So, if you are in need of testing, please contact us!
On January 13, 2020 the FAA implemented changes to how the written tests are scheduled and accomplished. This change caused some confusion for those who were trying to schedule tests around that date, but hopefully the system will become more clear over time.
The instructions provided on the PSI Website are generally the most complete and understandable I have found. Go there for more details. You can also find testing center locations, and do practice tests on that site. It is a great resource.
The basic changes are:
First you need to create an account in IACRA, and obtain a FAA Tracking Number (FTN). The FTN will be required for scheduling the test. Your FTN will remain the same for all future FAA tests, so you will only have to do this once.
Create an account on the PSI website, and schedule your written test.
Additional FAA reference material regarding IACRA and written testing is found here and here.
As with anything aviation-related, testing requires a certain amount of paperwork. Here is a list of the minimum paperwork required to be presented to the examiner before testing begins.
A Government-issued photo ID must be presented to the examiner. For International applicants, this document must be a valid passport.
Two original completed copies of FAA form 8610-2. If applying based on civilian or military experience, these must be signed by an FAA Inspector.
Graduation certificates for applicants testing on the basis of Part 147 training.
Current (less than 24 months old) written test results for applicable ratings.
A completed “Pilot’s Bill of Rights” (may be provided by the examiner).
If previously failed, the previous 8610-2 form(s) must be presented. If the failure was within the last 30 days, a retraining certification signed by a certified mechanic must be included as well.
Current mechanic certificate (if the applicant already holds a certificate with one rating).
Payment, as agreed-upon by the examiner.
Failure to provide these documents will likely result in delay or cancellation of the test. Other documents may be additionally required, depending on the applicant’s exact circumstances. When in doubt, contact your examiner.

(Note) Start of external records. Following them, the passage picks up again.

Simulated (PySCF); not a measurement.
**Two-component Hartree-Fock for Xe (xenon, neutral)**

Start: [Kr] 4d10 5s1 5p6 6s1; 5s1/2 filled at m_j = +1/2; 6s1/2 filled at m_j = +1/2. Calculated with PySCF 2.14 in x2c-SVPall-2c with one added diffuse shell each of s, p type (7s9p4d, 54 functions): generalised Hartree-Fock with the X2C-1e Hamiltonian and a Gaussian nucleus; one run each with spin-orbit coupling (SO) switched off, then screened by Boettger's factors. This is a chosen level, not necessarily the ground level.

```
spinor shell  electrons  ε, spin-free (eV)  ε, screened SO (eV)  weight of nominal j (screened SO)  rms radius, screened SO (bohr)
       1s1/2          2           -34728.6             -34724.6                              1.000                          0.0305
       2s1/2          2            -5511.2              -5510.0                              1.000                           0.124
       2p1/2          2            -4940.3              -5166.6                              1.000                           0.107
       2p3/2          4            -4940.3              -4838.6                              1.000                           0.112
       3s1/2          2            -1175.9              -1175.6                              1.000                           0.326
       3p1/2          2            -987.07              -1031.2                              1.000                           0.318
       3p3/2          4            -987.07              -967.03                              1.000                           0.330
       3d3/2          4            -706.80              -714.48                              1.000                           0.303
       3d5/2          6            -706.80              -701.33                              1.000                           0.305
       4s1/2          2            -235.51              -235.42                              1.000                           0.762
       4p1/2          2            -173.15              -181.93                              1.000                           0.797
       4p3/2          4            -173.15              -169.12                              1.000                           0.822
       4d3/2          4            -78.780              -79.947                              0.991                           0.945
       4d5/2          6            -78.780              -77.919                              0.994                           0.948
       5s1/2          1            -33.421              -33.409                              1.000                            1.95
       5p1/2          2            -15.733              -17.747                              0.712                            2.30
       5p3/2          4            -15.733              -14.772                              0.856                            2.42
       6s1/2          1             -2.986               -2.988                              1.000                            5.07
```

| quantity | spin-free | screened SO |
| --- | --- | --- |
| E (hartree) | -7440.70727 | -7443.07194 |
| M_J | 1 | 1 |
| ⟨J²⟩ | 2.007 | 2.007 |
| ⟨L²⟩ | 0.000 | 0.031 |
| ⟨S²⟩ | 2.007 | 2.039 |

Often as examiners we encounter applicants who are worried about whether they might fail, and what might happen if they do. In this short post I would like to discuss that fear a little, and explain what happens in the case of failure.
First of all, yes some applicants fail. I have seen some very sharp, intelligent, and well-qualified applicants make some silly mistakes, resulting in failure. It does happen, but failure is not the end of the road. As I often say, failure is just temporary.
Any failure will require a retest if certification is desired. What the retest will look like depends on whether the applicant failed a Practical or Oral portion of the exam.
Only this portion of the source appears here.